Stephen Ntim: I will hit the ground running, not crawl like President Mills

The former First Vice Chairman of the New Patriotic Party, Stephen Ntim, has implored delegates to the party’s national delegates’ conference

on February 27, to elect him as chairman to help return the NPP to power.

The 51-year-old businessman says he has the track record to lead the party out of opposition, reminding delegates that they need not hand the party into the hands of any inexperienced person to experiment with its future.

According to Stephen Ntim, the party needs persons who will hit the ground running faster than President Mills’ ‘crawling’ speed and it will take a person of his caliber and experience to achieve that because he knows his way around.
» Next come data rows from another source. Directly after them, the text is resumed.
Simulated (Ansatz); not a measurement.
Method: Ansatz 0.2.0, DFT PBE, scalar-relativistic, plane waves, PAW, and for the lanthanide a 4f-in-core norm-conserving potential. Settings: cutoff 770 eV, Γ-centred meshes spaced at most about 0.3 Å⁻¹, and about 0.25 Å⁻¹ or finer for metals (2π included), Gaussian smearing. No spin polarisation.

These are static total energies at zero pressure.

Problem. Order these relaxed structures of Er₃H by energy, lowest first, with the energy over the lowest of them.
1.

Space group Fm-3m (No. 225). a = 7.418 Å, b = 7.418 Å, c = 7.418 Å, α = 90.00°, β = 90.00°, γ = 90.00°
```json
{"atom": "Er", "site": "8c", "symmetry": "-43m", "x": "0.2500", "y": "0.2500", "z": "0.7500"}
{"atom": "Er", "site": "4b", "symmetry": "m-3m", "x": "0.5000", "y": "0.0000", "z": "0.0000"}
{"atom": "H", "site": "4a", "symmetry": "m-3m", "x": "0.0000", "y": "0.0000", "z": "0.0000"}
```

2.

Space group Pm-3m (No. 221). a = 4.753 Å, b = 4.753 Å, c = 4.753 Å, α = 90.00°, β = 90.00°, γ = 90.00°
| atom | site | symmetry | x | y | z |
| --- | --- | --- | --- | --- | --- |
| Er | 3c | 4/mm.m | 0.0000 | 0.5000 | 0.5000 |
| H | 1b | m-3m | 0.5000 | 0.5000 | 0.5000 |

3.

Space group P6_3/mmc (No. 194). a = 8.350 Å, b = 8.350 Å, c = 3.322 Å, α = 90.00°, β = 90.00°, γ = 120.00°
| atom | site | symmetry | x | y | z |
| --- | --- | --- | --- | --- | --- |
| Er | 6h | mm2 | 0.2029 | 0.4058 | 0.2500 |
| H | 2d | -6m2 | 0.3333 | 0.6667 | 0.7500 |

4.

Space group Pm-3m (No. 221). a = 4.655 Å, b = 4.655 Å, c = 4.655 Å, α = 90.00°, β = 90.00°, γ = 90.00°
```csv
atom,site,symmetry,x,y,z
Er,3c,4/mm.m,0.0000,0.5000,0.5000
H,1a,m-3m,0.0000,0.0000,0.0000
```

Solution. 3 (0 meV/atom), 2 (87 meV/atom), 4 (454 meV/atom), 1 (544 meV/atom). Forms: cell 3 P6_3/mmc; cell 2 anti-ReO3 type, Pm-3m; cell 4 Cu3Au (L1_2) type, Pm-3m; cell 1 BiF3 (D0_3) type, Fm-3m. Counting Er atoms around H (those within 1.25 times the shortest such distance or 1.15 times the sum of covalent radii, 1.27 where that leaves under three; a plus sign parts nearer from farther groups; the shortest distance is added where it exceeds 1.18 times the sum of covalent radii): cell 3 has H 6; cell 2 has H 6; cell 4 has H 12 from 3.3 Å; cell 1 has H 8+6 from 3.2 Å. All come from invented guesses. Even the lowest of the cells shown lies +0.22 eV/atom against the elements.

Stephen Ntim was speaking on Asempa FM’s Ekosii Sεn programme on Wednesday, and told host, Nana Kwabena Bobie Ansah, that at least his last term in office from 2001 to 2005, when he served as the First Vice Chairman to Harona Esseku, shows that while they inherited a party in power and 101 parliamentary seats, they left office with the party still in government and a parliamentary majority of 128 seats.

Still counting his contributions to the party, he said he single-handedly procured 14 vehicles and distributed them for every regional secretariat of the party, as well as four “distressed constituencies”, plus TV sets for each of the party’s regional secretariats. He also provided them games (Ludo and draughts) for the entertainment of party members at all 230 constituency offices of the party, and also supported party offices with stationary.

Stephen Ntim said while he endorses factions in the party because it cannot be avoided in democratic pursuits in any political party, especially where contests for elections are involved, he is concerned about perceptions of factionalism in the party and the challenge it poses for party cohesion. One way to deal with the challenge, he said, is to allow the party constitution to work, and as a chairman he would not condone wrong but would apply the rules as stipulated.

He said about seventy percent of the problems that led to the party’s defeat in the 2008 elections came from the abuse of the party’s own constitution in the election of its parliamentary candidates.

Explaining the position, he alleged that some invisible hands manipulated who should be voted for and who was to be rejected; sometimes on the grounds that one person was a villager or was from the city, while money also influenced some choices.

He said in the situation where the constitution was shoved aside, and the exercise to elect parliamentary candidates even in the Ashanti Region alone registered as many as 17 independent candidates out of 39 constituencies, “how do you expect to win an election when you have so many independent candidates?”

According to Stephen Ntim, the result was that at Bekwai alone, as much as 4,000 votes were lost in the presidential poll, explaining that Joe Osei Wusu, who stood as an independent (because the party chose another person), polled 34,000 votes while the party’s candidate scored 8,000 votes. In the presidential election however, Nana Addo Dankwa Akufo-Addo polled 38,000 votes, 4,000 less than the sum of the two persons. He wondered where the rest of the votes went in Nana’s case. Similarly at the Nsuta Kwamang constituency, Kwame Osei Prempeh, the incumbent MP, retained the seat with 12,300 votes, while an NPP man who contested as an independent polled 9,400 votes. In this instance again, Nana Addo scored 17,000, missing out on 4,700 votes. Thus between the two constituencies out of the17 trouble spots, the presidential candidate missed out on 8,700 votes whereas nationwide, he lost the election by 23,000.

Ntim believes that the party was sent into opposition by the strengths of the aggrieved party members who stood as independent, however there is an opportunity to correct the wrongs of the past now and recapture power in 2012, however things must be done right.